And in the long term, he said, there were limited options to continue their education. According to a 2012 report on post-independence life in South Sudan by the Overseas Development Institute, “The new Constitution guarantees the right to an education, but implementation of this is a major challenge, with currently less than 2 percent of the population having even completed a primary school education.”
Seeing how dark the future looked for their South Sudanese friends, Forshtat and Gudovitch felt they must intervene.
“So we decided to send the children back to school,” Gudovitch said.

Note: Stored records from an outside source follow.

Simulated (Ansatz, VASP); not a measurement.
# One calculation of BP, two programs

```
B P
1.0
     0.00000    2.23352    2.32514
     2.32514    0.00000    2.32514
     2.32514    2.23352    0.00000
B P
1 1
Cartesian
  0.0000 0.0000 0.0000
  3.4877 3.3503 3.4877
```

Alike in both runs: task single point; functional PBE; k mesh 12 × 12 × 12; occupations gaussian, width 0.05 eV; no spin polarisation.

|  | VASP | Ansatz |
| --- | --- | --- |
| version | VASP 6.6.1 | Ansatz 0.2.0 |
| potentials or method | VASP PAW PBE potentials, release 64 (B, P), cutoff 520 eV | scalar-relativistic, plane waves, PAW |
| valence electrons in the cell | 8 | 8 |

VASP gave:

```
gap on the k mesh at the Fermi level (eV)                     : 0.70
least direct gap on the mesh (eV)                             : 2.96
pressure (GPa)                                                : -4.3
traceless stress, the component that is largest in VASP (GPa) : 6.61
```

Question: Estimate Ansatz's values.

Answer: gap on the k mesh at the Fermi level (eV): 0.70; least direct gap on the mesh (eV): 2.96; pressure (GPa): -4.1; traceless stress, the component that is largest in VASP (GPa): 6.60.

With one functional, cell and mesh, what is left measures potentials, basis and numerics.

In 2013, the two Israelis created Come True South Sudan. Through the program, funded almost entirely through donations from average Israeli families, 72 of the deportees are now attending the Trinity Schools in Uganda, where annual costs for each child are about $1,375 for education and boarding.
“Of course they are missing Israel, but we are trying to give them the best education we can,” said Gumisiriza, head of academic programs at Trinity. “With education, they can do anything.”
The attorney and the professor later moved their program under the Israeli umbrella organization Become, which had already been helping young students in Kenya.
Organizers hope to keep sending more students to Trinity, and also to eventually build a school in Juba, the capital city of South Sudan, “that would serve not only the deportees, but other children from the community,” Gudovitch said.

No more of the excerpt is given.